I took my Audi A3 into the dealership for scheduled service the other day. I usually request a loaner, not because I need it (I work and home and have a fleet of cars), but for the opportunity it gives me to check out what’s new. This time they tossed me the keys for a 2021 Q3, and the first thing I noticed right away is that it has no headlight switch, or at least not a traditional knob. Instead, it has a single button pictured above (pay no attention to the two knockout blanks to the right), which has limited functionality based on the speed of the vehicle.
Like wipers, brakes, throttle, and steering before, technology is further encroaching in on a task that has historically been managed by the driver. Is this good or bad?
This switch seems primarily designed to reduce the number of choices to the driver, and eliminate the possibility of driving after dark with the headlights off, which as we shall see is a growing problem. When the vehicle is in motion, this switch toggles between exactly two settings: “Auto” (switched on after dark using the ambient light sensor) and “low beams” as shown above. There is no “Off” setting available, nor is there a parking light-only mode. Essentially if it is dark out, your headlights will be on.
At first, I thought that this was all this switch did – toggle between Auto and On. But if the vehicle is stopped, you get two more choices to toggle between – “Off” and “Parking Lights” as shown in the photo above. However, (and this is key), if you select Off or Parking Lights, the setting will switch to “Auto” once the vehicle starts moving, so again no driving in the dark with no headlights. Lastly, the headlight setting defaults to “Auto” every time the vehicle is started, regardless of the previously chosen setting.
So I this a good thing or not? I’m sure I will find out in the comments, and I have a hunch how the comments on this post are going to break. But before you start pounding our your response, hear me out:
I see more and more people driving after dark with their headlights off. It’s not that people are more stupid (well, mostly), it is just that there are fewer cues to turn on your lights anymore. When I (and most of us) started driving, there were three ways to know if you were driving after dark without your headlights on:
- You couldn’t see ahead of you.
- You couldn’t see your gauges.
- If all else failed, some kind person would flash their brights to let you know you are being a knucklehead driving with your lights off.
Unfortunately, we can no longer rely on any of these safeguards. Firstly, the rise of LED daytime running lamps means that you are now casting light forward even if your headlights are off, making it harder to discern that your headlights are on or off. Ditto for brighter LED street lighting. Over the past 15 or so years, most cars have moved to continuously illuminated instruments, and obviously, digital LCD instruments are constantly backlit, so you no longer have that visual clue to tell you you need to turn on your headlights. And strangers seem to be less kind anymore, especially if they are being bedazzled by your DRLs.

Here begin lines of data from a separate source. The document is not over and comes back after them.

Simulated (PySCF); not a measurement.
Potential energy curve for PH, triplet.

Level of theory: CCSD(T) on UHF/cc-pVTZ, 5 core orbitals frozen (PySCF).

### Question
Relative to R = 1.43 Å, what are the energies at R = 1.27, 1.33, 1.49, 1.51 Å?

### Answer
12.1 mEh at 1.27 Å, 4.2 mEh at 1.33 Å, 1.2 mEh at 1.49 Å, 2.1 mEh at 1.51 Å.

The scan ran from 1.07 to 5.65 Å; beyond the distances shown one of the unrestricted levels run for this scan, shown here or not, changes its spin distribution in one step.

Lastly, I blame the inconsistent availability of automatic headlights for this phenomenon: Some cars have them and some don’t. Even I sometimes make the assumption that the headlights will turn themselves on when driving a car without them.
So for that reason, I for one welcome our robotic overlords and let them force motorists to turn on their damn headlights after dark. What do you think about this moving of your cheese?